Department of Justice
U.S. Attorney’s Office
Middle District of Florida

FOR IMMEDIATE RELEASE
Wednesday, October 2, 2019

Two Former Jacksonville City Council Members Convicted Of Fraud And Money Laundering

Jacksonville, Florida – A federal jury today found Katrina Brown (39, Jacksonville) and Reginald Brown (57, Jacksonville) guilty of conspiracy to commit mail and wire fraud, aiding and abetting mail and wire fraud, and aiding and abetting money laundering. The jury also found Katrina Brown guilty of attempted bank fraud and making false statements to a federally insured financial institution, and Reginald Brown guilty of failure to file an income tax return with the Internal Revenue Service for tax year 2014. Each bank fraud or false statement offense carries a maximum penalty of 30 years in federal prison. Each conspiracy and aiding and abetting mail and wire fraud charge carries a maximum penalty of 20 years’ imprisonment. The money laundering offense carries a maximum sentence of 10 years in federal prison, and the income tax charge carries a penalty of up to a year in prison.

Sentencings are scheduled for January 27, 2020. At sentencing, the United States intends to seek forfeiture from the defendants of at least $754,613.10, which is alleged to be traceable to the offenses.

According to the evidence presented at trial, in late 2013, Katrina Brown was the principal for two businesses (Basic Products, LLC and CoWealth, LLC), which in 2011 obtained a loan in the amount of $2,652,000 from the Small Business Administration (SBA), and a loan of $380,000, and a grant of approximately $260,000 from the City of Jacksonville (COJ), to fund a small business that specialized in the manufacturing, bottling, and selling of barbecue sauce. As a member of the Jacksonville City Council, Reginald Brown was knowledgeable of City Ordinance 2011-290-E, which authorized the COJ loan and grant – proceeds of which he and Katrina Brown would later obtain by fraud.

Katrina Brown’s family had been in the barbecue business in Jacksonville for many years. The $3.2 million in financing was intended to fund an expansion of Basic Products and help create permanent manufacturing jobs in Northwest Jacksonville. Each time Katrina Brown sought money for Basic Products from BizCapital, the SBA-approved lender, she submitted a Loan Reimbursement Form that included the purported business expenses for which Basic Products sought reimbursement.

In late 2013, when the barbecue business was not meeting financial projections, Katrina Brown assisted Jacksonville City Councilman Reginald Brown in incorporating two businesses (A Plus Training and Consultants, LLC and RB Packaging, LLC) with the Florida Division of Corporations. A Plus Training and RB Packaging, however, never performed any legitimate business. Instead of properly notifying BizCapital that Basic Products was in financial distress, Katrina Brown worked with Reginald Brown to submit fake invoices from A Plus Training and RB Packaging to the SBA lender, BizCapital, claiming that the businesses performed work for Basic Products, when they businesses did not.

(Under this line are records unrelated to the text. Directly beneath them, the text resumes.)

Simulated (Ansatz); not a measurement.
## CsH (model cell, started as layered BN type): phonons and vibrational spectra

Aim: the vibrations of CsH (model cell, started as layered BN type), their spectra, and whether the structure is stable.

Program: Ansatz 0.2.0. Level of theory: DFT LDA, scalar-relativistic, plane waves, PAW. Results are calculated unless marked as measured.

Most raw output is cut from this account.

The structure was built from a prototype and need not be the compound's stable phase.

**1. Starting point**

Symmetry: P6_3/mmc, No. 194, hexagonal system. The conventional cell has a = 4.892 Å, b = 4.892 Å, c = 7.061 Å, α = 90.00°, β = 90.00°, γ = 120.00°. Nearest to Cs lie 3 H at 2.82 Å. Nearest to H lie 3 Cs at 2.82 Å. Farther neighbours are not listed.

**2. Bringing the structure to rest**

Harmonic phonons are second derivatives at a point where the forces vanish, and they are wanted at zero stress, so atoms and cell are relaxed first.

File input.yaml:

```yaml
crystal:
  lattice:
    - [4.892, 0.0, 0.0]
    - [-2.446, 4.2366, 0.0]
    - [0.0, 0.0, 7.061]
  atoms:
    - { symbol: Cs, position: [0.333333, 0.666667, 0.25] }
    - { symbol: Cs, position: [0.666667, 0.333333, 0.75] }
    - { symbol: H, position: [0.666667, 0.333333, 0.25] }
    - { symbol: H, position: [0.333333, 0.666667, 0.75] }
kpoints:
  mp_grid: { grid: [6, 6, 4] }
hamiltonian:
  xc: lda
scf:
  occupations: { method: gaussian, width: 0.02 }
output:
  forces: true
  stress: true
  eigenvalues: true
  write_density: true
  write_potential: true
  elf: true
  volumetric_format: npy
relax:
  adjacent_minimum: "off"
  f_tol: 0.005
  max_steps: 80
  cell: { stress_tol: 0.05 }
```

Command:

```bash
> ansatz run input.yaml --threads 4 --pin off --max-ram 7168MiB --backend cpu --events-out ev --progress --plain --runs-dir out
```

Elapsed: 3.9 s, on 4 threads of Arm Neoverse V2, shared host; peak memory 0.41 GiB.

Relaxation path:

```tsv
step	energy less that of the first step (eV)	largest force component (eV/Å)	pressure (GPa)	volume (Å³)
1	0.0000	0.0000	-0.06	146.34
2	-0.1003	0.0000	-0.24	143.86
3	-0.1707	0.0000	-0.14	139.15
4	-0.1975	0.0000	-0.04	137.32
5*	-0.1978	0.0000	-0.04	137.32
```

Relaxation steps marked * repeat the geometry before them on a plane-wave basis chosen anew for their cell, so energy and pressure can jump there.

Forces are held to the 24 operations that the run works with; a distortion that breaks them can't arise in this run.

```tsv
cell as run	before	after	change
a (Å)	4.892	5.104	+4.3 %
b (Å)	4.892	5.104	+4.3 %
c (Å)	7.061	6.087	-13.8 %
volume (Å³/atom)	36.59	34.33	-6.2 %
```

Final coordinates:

BizCapital sent checks, at times larger than $60,000, to RB Packaging and A Plus Training, which, on paper, were headquartered at Reginald Brown’s home and his mother’s home, respectively. Reginald Brown deposited those checks into the bank accounts for A Plus Training and RB Packaging, then withdrew a significant portion of the money and provided it to Katrina Brown, who either kept the cash or laundered the money by depositing it back into the Basic Products bank account so that she could control the funds. During this time, from late 2013 to early 2015, Reginald Brown, A Plus Training, and RB Packaging served as a conduit to receive $264,419.04 in proceeds from the SBA loan and the COJ grant, then funneled at least $166,500 back to Basic Products. Reginald Brown kept money not provided to Katrina Brown, despite performing no legitimate work or services for Basic Products, and used the majority of the money for personal expenses. Reginald Brown never filed a tax return for tax year 2014, the period of these primary occurrences, and failed to disclose to the IRS that he had received tens of thousands of dollars from the SBA.

In December 2014, BizCapital sent all loan draw information to the City of Jacksonville, which included the numerous fraudulent A Plus Training and RB Packaging invoices. The loan draw information, including the fraudulently induced payments to A Plus Training and RB Packaging, was relied upon by the COJ before it wired $210,549.99 in taxpayer-funded grant money to BizCapital for the intended use of Basic Products. Before the money was sent to BizCapital, neither Katrina Brown nor Reginald Brown informed BizCapital or the city that Basic Products had fraudulently obtained loan payments to Reginald Brown’s shell companies (A Plus Training and RB Packaging).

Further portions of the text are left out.